The mantra that all real estate is local looks more suspect than ever, now that a national home-price bubble has burst. In today's interconnected marketplace, real-estate trends might follow a global pattern, with overseas housing markets following the lead set by the U.S.
In Europe, slack lending policies and low interest rates helped drive up property values just as they had in the U.S. In 2006, home prices rose at a double-digit pace in Ireland, Spain, France and Norway, according to Moody's Economy.com. They shot up in the United Kingdom, too, after briefly flattening out in 2005.
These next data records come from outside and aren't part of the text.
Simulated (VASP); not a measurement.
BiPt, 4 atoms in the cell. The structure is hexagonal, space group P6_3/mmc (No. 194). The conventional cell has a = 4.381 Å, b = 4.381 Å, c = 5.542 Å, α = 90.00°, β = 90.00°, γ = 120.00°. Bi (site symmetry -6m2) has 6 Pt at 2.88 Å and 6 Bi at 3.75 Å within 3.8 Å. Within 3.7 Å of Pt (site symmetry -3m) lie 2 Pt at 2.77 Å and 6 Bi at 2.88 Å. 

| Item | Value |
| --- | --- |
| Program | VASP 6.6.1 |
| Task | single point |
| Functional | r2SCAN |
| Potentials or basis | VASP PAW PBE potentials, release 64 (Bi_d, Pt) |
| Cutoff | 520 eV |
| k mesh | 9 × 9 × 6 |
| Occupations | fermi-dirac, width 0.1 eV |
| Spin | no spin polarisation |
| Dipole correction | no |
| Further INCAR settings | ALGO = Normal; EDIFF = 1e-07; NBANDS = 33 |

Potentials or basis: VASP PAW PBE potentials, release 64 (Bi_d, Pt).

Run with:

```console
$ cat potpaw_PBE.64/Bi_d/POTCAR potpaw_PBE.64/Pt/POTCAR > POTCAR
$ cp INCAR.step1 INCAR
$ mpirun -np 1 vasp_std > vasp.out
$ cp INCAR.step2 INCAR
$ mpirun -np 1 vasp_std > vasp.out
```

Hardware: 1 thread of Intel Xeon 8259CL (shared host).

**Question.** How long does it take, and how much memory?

The air now looks like it is leaking out of Europe's housing balloon. Prices in Ireland fell 6% in the fourth quarter of 2007, after gaining 13% a year ago. In the U.K., prices gained 4.8%, compared with a gain of 10.5% a year earlier. Spain's 4.8% gain compares with an increase of 9.1% the previous year.
The International Monetary Fund said in a recent report that a slowdown in credit growth in Europe is emerging as "several countries face housing markets considered overvalued." It expects gross domestic product in the euro zone to grow by 1.6% in 2007, down from 2.6% in 2007.
Consumers are feeling it. In the fourth quarter, real European consumer spending fell at an annual rate of 0.3%, compared with a 1.9% annualized increase in the U.S., according to Citigroup.
It's not just Europe. In Thailand, prices for detached homes were down slightly in the third quarter from a year earlier, according to Thailand's central bank. Townhouse prices have flattened.
The upshot: The housing engine that helped drive the global economy is running out of gas, more evidence that a recovery could take longer than many expect.